Sit down with Executive Director Rhonda Mattingly to learn more about Bridges To Hope, as well as her personal vision for this nonprofit. An executive director, office manager, thrift store manager, and store assistant, along with many dedicated volunteers, manage the 4,800 square foot warehouse and the 3,500 square foot thrift store. Rhonda’s vision for the future of Bridges To Hope includes incoming housing projects like the Tiny Home Village, which will exist to end some of the current issues that cause the incarcerated to recidivate.
Q: What is your overall vision for Bridges To Hope?

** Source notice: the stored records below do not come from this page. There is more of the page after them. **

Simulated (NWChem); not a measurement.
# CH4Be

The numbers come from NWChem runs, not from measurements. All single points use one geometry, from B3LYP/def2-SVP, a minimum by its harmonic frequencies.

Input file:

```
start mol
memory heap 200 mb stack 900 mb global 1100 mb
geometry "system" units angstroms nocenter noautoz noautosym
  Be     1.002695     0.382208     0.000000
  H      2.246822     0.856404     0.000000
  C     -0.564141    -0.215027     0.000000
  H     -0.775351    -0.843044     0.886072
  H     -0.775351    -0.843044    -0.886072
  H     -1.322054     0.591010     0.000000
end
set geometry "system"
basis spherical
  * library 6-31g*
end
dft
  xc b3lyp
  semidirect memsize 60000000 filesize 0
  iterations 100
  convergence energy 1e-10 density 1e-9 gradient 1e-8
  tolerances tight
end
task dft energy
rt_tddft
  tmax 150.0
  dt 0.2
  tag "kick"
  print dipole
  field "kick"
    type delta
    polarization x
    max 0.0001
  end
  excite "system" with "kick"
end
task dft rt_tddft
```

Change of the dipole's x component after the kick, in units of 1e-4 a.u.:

A: We plan to continue collaborating and referring those we serve to the appropriate organizations for each individual’s needs. We work closely with many other organizations that provide mentoring, job training, leadership skill training, etc., so this is not something that Bridges To Hope has been or is focusing on. There are close to 2,000 people released each year from prison, jail, drug and veterans courts in Nebraska and our vision is to help set as many of them as possible up to not recidivate. Housing is a huge part of this, and with the Tiny Home Village, Bridges To Hope will begin filling that gap with a number of homes. Within the THV, we will offer referrals to the Nebraska Mental Health Association who will provide peer support to any resident in need. Our goal is to acquire enough funds to have our own certified peer support specialist on-site. A peer support specialist provides assistance with job search, substance use and mental health support, and basic life skills. We will also have support groups and individual meetings for the residents of the village.
Q: What specific issues cause offenders to reoffend and end up back in jail?
A: Addictions and mental health oftentimes result in relapses leading to parole/probation violations and being rolled up again. Lack of support or people [not] believing in their ability to succeed. Having landlords and employers turn them away because of their record and then once they do find employment, the pay is really not a livable wage, so they turn back to quicker sources of income: theft, selling drugs, or check fraud. The stigma alone is enough to say that nothing matters anyway, so why not act the way people believe them to be? Others simply fear the freedom. As ridiculous as it may sound to us, there are several men and women who have been behind bars for so long, they do not know how to live a life without someone telling them what to do and when to do it. They need complete structure and guidance.
Q: Where do you want to see Bridges To Hope in 5 years? What programs or new initiatives (like the Tiny Home Village) are you wanting to launch and why?
A: I really would like to see Bridges To Hope grow in employees. My dream is to add additional full-time staff to handle the following:
i. Volunteer Coordinator – responsibilities will be to recruit, train, schedule and supervise all volunteers at both Bridges To Hope and Bud’s Thrift Shoppe.
ii. Development Director – implements and executes annual fundraising plan to meet fundraising goals; manages portfolio of donors; plans and executes special events; generates donor communications, newsletters, and annual report; assists in creation of print, digital and social media content; networks and maintains regular correspondence with donors.
iii. CFO – oversees all financials of Bridges To Hope, Bud’s Thrift Shoppe, and Tiny House Village.
iv. Grant Writer – researches available funding and requirements; completes and submits appropriate applications; monitors and reports on all awarded grants.
v. Current staff – of course we would keep our current staff of Executive Director, Office Manager, Warehouse manager, Thrift Store Manager, and Thrift Store Assistant.
Q: Define the key elements of the compelling story for BTH. What is the compelling need, what are you doing about it, and what is the impact for those folks so they don’t re-offend?
A: The clearest compelling need is to lower the recidivism rate. We are trying to alleviate a small piece of reentrants’ stress by providing as many tangible items, referrals to other needed resources, and as much general support as we can. We maintain contact with those we serve who choose to stay in touch. Some volunteer with us at the warehouse or store, while others accompany us on presentations and share their stories via video. We sometimes also share job opportunities with a few that have requested assistance in this area.
We are a first point of contact and help give reentrants the courage to face their new freedom with the reassurance that there will always be someone around for them to assist in whatever it is they may need. Many of those we serve speak of how they feel labeled and judged by so many, but after working with Bridges To Hope, they realize that not everyone judges and labels.